I share the code that I have:
// define a case class
case class Zone(id: Int, team: String, members: Int ,name: String, lastname: String)
val df = Seq (
(1,"team1", 3, "Jonh", "Doe"),
(1,"team2", 4, "Jonh", "Doe"),
(1,"team3", 5, "David", "Luis"),
(2,"team4", 6, "Michael", "Larson"))
.toDF("id", "team", "members", "name", "lastname").as[Zone]
val df_grouped = df
.withColumn("team_info", to_json(struct(col("team"), col("members"))))
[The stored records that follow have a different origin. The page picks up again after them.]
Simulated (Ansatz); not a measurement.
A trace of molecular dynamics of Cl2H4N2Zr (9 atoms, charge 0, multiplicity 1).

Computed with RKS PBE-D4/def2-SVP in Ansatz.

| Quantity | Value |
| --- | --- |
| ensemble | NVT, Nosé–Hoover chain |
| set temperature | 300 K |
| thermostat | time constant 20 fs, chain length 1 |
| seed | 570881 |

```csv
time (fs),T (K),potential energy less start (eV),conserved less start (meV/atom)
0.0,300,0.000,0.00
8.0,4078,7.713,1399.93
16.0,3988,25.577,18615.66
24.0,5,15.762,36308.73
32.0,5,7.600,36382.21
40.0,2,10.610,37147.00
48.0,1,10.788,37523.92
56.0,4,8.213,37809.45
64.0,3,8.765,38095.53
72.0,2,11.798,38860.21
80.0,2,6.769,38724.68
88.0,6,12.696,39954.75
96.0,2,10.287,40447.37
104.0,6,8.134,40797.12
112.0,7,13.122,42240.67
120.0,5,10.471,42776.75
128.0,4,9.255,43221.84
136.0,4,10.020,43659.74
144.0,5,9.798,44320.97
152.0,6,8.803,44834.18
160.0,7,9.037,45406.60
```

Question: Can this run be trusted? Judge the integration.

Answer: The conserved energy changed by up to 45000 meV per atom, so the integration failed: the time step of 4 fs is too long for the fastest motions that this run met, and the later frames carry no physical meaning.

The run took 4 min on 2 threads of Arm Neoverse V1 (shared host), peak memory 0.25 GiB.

.withColumn("users", to_json(struct(col("name"), col("lastname"))))
.groupBy("id")
.agg(collect_list($"team_info").alias("team_info"), collect_list($"users").alias("users"))
df_grouped.show
+---+--------------------+--------------------+
| id| team_info| users|
+---+--------------------+--------------------+
| 1|[{"team":"team1",...|[{"name":"Jonh","...|
| 2|[{"team":"team4",...|[{"name":"Michael...|
+---+--------------------+--------------------+
I need to remove duplicates inside column "users" because in my case if the json inside the array are exactly the same are duplicates. Is there any way to do it changing the value of that column with df.withColumn or any other approach?